The contractor did damage to the aging roof and we ended up with seventeen buckets catching the incessant water leaking inside. It rained so much that winter that a beam he’d had waiting in the yard for a few days warped enough to soon crack the new window set against it–so that had to be replaced. We named the inside downpour roof juice and joked that if the legislature should ever again need to end a drought, all they had to do was re-remodel this place for us.

I’m waiting….

And then it turned dry again. So we’ve been pretty good at not wasting water for a very long time now. The San Francisco Bay Area, for whatever reason, has been better at water conservation than the whole rest of the state and is under slightly less drastic cutbacks. My one fault was frequent laundry loads, because having gone through that one good-sized earthquake I just really don’t want anyone to be out of underwear when the next one hits.

Relandscaping this past year, though, with the extra water that new trees need and with sixteen fruit trees–when they said cutbacks were going to be mandatory, I thought we were totally hosed. So I bought us more underwear. More favorite-color-blue oxford shirts for him. Bigger laundry loads done less frequently, well okay, and I have thrown some loads together that my momma taught me not to mix, but, drought, so, yeah.

Not because we wanted to, but, we bought a much more water-efficient dishwasher. We replaced that outside faucet at last, and although that wouldn’t show up in the bill yet, that will make a difference, too. And tonight, with Richard’s back giving him grief, I unloaded four monster bags of mulch from the car.

I just went to pay the utility bill and just kind of stared at it a moment. There’s a line where you can compare how much you’re using to how much you used in the same time period last year. It doesn’t show you two years ago, and that’s the number the state is comparing against, but it still definitely gives us an idea.

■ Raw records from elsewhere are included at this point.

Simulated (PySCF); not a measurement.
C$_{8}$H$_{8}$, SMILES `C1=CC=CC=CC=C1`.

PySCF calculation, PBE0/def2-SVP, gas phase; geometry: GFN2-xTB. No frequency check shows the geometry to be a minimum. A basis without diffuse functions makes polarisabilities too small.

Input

Our city is under a mandatory 24% water reduction starting June 1. I was sure any laundry savings was being offset by my trees.

I had to do the math to make sure we hadn’t already hit that target. We are so very very close that replacing that tap was all we needed and laying down that mulch will top it off.

Gee, maybe I could have planted that pomegranate I wanted after all.

Next year.

Hey, Jerry Brown, maybe just painting the outside and redoing the driveway would be enough this time?